Four New Zealand provinces have the benefit of Indian cricket wisdom in the national championship this month, but Auckland and Northern Districts will miss out.
Those two provinces have players with links to the privately run Indian Cricket League, an organisation the Indian board view as possessing cricket's equivalent of rabies. They won't allow their players any contact with those who have ICL ties, including Auckland's fast bowler Daryl Tuffey and ND's former test batsman Hamish Marshall.
The luck of the State Championship draw means when the fifth round of games start on Friday, ND host Auckland at Whangarei, so neither team is advantaged over the other.
Batting great Rahul Dravid will play for Canterbury against Central Districts at Rangiora this week, while legspinner Amit Mishra will be in the CD lineup.
VVS Laxman, another of India's best batsmen, will play for Otago against Wellington in Dunedin. Wellington's lineup will include fast-medium Lakshmipathy Balaji.
The other two Indians requiring a test series warmup game under an agreement between New Zealand Cricket and the Indian board, opener Murali Vijay and fast-medium Dhawal Kulkarni, will appear in the sixth-round game between CD and Wellington in Napier from March 13-16.
Canterbury have two ICL-contracted players, Chris Harris and Shane Bond, but they are not playing the four-day championship. Their two South African-born players, Kruger van Wyk and Johan Myburgh, have been given a dispensation by NZC to play as both are throwing their lot in with New Zealand. That gets around the rule permitting each province only one overseas player per game.
CD and Otago don't have an overseas player, while Wellington's Graham Napier is understood to be heading home, thus opening a vacancy.
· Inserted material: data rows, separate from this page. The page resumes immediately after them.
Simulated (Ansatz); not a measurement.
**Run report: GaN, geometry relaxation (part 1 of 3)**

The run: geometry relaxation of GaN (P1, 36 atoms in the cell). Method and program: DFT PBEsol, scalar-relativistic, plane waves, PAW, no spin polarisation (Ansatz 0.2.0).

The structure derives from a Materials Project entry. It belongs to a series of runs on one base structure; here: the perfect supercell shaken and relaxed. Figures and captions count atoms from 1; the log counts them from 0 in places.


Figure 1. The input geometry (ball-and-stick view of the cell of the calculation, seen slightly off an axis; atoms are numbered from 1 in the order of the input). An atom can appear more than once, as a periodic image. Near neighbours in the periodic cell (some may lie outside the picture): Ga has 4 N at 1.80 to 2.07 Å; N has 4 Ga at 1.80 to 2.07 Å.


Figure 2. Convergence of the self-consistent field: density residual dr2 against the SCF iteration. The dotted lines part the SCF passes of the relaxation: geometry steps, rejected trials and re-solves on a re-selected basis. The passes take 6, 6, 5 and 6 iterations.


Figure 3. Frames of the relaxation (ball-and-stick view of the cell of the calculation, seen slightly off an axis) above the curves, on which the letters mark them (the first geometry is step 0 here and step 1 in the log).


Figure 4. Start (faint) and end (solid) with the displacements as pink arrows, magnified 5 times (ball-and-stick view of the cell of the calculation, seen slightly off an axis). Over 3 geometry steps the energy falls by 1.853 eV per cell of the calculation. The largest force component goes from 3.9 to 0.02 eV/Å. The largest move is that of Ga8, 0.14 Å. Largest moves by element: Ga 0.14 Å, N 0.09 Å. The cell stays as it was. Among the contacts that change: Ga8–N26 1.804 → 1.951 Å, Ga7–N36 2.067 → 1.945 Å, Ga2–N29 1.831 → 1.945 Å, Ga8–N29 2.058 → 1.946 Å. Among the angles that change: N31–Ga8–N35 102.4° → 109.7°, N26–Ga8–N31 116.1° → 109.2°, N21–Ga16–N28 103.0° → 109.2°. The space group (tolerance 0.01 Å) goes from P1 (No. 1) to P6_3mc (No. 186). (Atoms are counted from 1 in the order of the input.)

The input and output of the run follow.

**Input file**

Auckland Cricket chief executive Andrew Eade said no pressure had been put on the association to leave Tuffey out in favour of an Indian player.
"We are very comfortable with the concept," he said last night.
"It's just the nature of their stance on ICL players - and we respect their right to have a stance like that - means we can't accommodate them.
"I'm sure they'll understand where we're coming from in respect of our decision to play Daryl."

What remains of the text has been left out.